Here in Chicago, complaining about winter is just a thing we do. It’s cathartic, communal, and commiserative. That’s co-misery . . . ative–you get the idea. We complain about the cold weather, wind, and lack of sunlight during the winter months, and we do it up right.
Usually, I complain with the best of them, but this year was different. This year I had a bone to pick. People started whining about winter in August. It wasn’t even fall yet, and people had just barely begun to notice that the days were no longer 92 degrees but 89 degrees. Bring on the prognostications and ominous foreboding.
October rolls around, and all I hear about is Old Man Winter, despite the fact that we had a generally beautiful fall. By the time it finally snowed, on the second to last day of November, I’d heard so much about winter that you’d have thought we’d been buried drifts for months.
In this way, Chicagoans make winter longer than it is. Granted, there have been some harsh ones here, and somehow the lake, the grid layout, and the generally narrow streets and scarcity of greenery in some neighborhoods do make it a bit ickier than some more rural places that get colder temperatures and more snow. But there’s a lot to love about winter–don’t worry, I won’t go into all of it. You know you thought the Snowpocalypse was cool and you like sweaters–and complaining about it gets you into a cold state of mind.

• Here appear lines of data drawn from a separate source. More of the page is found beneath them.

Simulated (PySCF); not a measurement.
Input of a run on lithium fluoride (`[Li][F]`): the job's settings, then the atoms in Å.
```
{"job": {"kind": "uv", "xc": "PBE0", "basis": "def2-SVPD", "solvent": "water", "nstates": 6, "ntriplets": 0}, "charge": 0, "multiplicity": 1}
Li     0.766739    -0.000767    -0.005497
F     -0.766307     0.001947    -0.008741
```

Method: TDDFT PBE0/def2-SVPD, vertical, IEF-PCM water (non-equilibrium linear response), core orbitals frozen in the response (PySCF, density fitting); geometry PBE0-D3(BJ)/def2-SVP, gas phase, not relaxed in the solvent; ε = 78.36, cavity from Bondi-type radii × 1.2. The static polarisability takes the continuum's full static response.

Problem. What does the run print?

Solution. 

In fact, recently those smartypants scientists have learned the the “brown fat” in your body, which protects you from the cold, can take a few weeks to get activated. This means that if you tough out the first few weeks of cold without wearing eight layers once it hits 45 degrees, your body will get used to it a little. I can remember doing this as a kid in Montana before I knew there was actual science behind it. I was simply too lazy to bring a coat everywhere and liked to think of myself as tough, so I’d go out in 20 degrees without a coat. Mid-winter I’d always notice that I didn’t get as cold as everyone else did. Gold star for twelve-year-old me.
The scientists just illustrate my point: Cold is in your head, at least to a degree. Several degrees, in fact. On the thermometer. PLAY ON WORDS.
So, dear Chicago, next fall can we just chill out a bit (Eh? Catch that one?) with the collective dread? Let’s enjoy the warm sun whilst it tarries in the sky and abstain from the portentous pessimism.